Mr. Berger's maiden speech also summed up excellently the general policy of Socialist "reformism."
"When the white man is sick or when he dies," he said, "the employer usually loses nothing." Mr. Berger does not understand that, in modern countries, employers as a class are seeing that the laborers as a class are, after all, their chief asset: and are therefore organizing to care for them through governmental action, as working animals, even more systematically and infinitely more scientifically than slaves were ever cared for. He is exhausting his efforts to persuade, or perhaps he would say to compel, the government to the very action that the interests of its capitalist masters most strongly demand.
Curiously enough, Mr. Berger expressed the "reformist," the revolutionary, and the State capitalist principle in this same speech, without being in the least troubled with the contradictions. He spoke of industrial crises, irregular employment and unemployment as if they were permanent features of capitalism:—
"These new inventions, machines, improvements, and labor devices, displace human labor and steadily increase the army of unemployed, who, starved and frantic, are ever ready to take the places of those who have work, thereby still further depressing the labor market."
The collectivist capitalists have already set themselves aggressively to work to abolish unemployment, to make employment regular, to connect the worker that needs a job with the job that needs a worker, and to put an end to industrial crises, and with every promise of success.
Immediately afterward, Mr. Berger made a correct statement of the Socialist position:—
"The average of wages, the certainty of employment, the social privileges, and the independence of the wage-earning and agricultural population, when compared with the increase of wealth and social production, are steadily and rapidly decreasing."

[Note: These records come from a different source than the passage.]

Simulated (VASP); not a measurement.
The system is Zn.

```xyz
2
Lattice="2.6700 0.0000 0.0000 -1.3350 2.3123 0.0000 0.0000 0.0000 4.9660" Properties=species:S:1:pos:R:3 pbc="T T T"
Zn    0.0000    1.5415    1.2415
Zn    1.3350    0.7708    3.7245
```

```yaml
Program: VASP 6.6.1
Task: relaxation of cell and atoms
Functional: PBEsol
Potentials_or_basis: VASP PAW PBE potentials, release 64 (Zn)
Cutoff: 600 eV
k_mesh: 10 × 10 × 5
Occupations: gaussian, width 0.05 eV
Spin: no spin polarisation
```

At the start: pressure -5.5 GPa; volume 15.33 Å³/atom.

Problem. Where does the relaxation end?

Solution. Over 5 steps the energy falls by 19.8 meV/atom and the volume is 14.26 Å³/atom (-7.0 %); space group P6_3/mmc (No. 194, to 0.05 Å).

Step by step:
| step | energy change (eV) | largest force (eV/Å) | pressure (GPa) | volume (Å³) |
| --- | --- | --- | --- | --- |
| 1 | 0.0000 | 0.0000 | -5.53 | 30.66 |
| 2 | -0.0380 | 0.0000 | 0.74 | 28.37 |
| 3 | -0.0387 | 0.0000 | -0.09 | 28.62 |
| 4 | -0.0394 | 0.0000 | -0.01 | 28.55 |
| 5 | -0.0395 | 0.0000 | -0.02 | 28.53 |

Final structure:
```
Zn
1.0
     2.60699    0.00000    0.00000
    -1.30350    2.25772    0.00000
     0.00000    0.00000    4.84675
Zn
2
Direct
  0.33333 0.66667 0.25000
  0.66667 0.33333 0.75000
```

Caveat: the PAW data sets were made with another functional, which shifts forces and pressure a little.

The Socialist indictment is not that unemployment, irregularity of employment, or any other social evil is increasing absolutely, or that it is beyond the reach of capitalist reform; but that the share of the constantly increasing total of wealth and prosperity that goes to the laborers is constantly growing less.
A few minutes later in the same speech, Mr. Berger indorsed pure "State Socialism." Legislation, he said, that does not tend to an increased measure of control on the part of society as a whole is not in line with the trend of economic evolution and cannot last. This formulates capitalistic collectivism with absolute distinctness. What it demands is not a new order, but more order. What it opposes is not so much the rule of capitalists, as the disorder of capitalism—which capitalists themselves are effectively remedying. It is not only our present government that is capitalistic but our present society, also. Increased control over industry, over legislation and government, on the part of the present society as a whole, would be but a step toward the achievement of State capitalism. The purpose of Socialism is to overcome and eliminate the power of capitalism whether in society or in government, and not to establish it more firmly. Increased control by society as a whole, far from being a Socialist principle, is not necessarily even radical or progressive. In fact the most far-seeing conservatives to-day demand it, for "control by society as a whole" means, for the present, control by society as it is.